The skew in our politics away from popular will is growing. It took a massive vote nationwide for the House for Democrats to gain enough seats to win the chamber; the combination of partisan gerrymandering and geographical sorting means that the House does not provide the direct reflection of popular will that the Framers had in mind.
The skew in the Senate is much sharper, as small, homogenous states have far more power. By 2040, 70% of Americans will live in 15 states, meaning 30% will elect 70 of the 100 senators, and they will not reflect broadly the diversity or changes occurring in the country, leading to more disaffection and a sense of illegitimacy.
More ominous is the Electoral College. Based on House results in this election, it is entirely possible that Donald Trump running for reelection could lose the popular vote by 8 or 9 million votes and still win a majority of electoral votes. That would be the third time in six elections where the winner of the popular vote lost the presidency; the first two times, the gap was, respectively, 500,000 and 3 million.
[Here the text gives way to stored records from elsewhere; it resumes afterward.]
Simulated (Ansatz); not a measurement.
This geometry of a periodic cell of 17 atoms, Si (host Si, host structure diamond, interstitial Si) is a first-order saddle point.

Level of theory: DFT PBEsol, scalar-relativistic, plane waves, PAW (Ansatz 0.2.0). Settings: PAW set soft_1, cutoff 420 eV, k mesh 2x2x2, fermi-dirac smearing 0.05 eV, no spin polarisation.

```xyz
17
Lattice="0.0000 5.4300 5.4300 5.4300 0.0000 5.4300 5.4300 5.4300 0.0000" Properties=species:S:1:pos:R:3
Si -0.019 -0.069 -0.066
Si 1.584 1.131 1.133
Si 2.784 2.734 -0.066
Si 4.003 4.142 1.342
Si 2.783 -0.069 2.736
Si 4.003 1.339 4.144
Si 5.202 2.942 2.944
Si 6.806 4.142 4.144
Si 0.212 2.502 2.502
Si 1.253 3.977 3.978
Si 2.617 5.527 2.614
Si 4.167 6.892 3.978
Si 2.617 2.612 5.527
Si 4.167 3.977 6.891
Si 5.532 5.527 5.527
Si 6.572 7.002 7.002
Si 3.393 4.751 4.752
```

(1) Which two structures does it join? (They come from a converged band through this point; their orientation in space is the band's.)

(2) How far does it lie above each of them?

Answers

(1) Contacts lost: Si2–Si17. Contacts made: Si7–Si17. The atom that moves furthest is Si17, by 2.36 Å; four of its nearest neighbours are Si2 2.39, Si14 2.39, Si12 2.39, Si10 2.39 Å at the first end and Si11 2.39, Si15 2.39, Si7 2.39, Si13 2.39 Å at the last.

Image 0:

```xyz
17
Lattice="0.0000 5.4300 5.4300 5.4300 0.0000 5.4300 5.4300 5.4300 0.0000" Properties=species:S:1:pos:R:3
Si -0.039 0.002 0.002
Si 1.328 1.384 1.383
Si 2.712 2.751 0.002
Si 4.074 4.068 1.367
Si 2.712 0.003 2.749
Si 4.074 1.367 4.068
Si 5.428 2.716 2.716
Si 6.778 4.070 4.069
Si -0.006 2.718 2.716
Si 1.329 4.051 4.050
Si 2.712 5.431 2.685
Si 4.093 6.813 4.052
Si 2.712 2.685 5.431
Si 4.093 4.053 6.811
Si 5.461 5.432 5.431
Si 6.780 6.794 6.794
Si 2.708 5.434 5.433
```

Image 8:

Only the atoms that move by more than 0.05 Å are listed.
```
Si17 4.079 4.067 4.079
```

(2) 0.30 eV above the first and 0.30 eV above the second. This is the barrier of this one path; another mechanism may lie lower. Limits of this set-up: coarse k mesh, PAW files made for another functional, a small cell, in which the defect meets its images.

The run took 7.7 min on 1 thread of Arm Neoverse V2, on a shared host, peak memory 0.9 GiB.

Each time, the sense that voters do not choose their government will grow, creating a genuine crisis of legitimacy.
There are implications for 2020. For Democrats seeking to regain the presidency, there are two main takeaways. One is that the elections gave a boost to several potential candidates. Sherrod Brown’s victory in reddish Ohio, if not impressive, still gives him some traction, and Amy Klobuchar’s very impressive victory in Minnesota, following on her national profile from the Kavanaugh hearings, does the same for her.
And Beto O’Rourke, despite losing to Ted Cruz in Texas, did far better than most anticipated in a state that is still red. He ran an impressive campaign, and built a huge and enthusiastic base of ardent fans and a massive list of donors, small and large. Ironically, if he considers a run for the nomination in 2020, a loss might serve him better than being tied to an unproductive Senate where he would have had a junior, unproductive minority role.
Just as important for Democrats, many high-profile candidates who ran as flat-out progressives did not prevail, while more pragmatic ones did. Democratic Socialist Alexandra Ocasio-Cortez was more the exception than the rule. That means that the Zeitgeist of the party may be more a desire to find a candidate who can win with a broader appeal, not just one who can excite the more ardent base.
For Trump, the implications are mixed. An aggressive Democratic House, getting his tax returns, subpoenaing documents and hauling in witnesses, protecting Mueller and holding investigative and oversight hearings, is a nightmare, as he made clear in his bizarre post-election press conference, where he threatened to investigate his House adversaries and go on a war footing against them. But at the same time, Trump has a foil — one he will try to use to deflect blame for anything that goes wrong.
The bottom line: Division remains the defining characteristic of our politics. The good news is that checks and balances are back in some measure; if the Republicans had kept the House and Senate, Trump would have been unleashed in all his nativist, autocratic and corrupt ways. But we are far from having a political system more focused on solving urgent national problems than engaging in tribal warfare.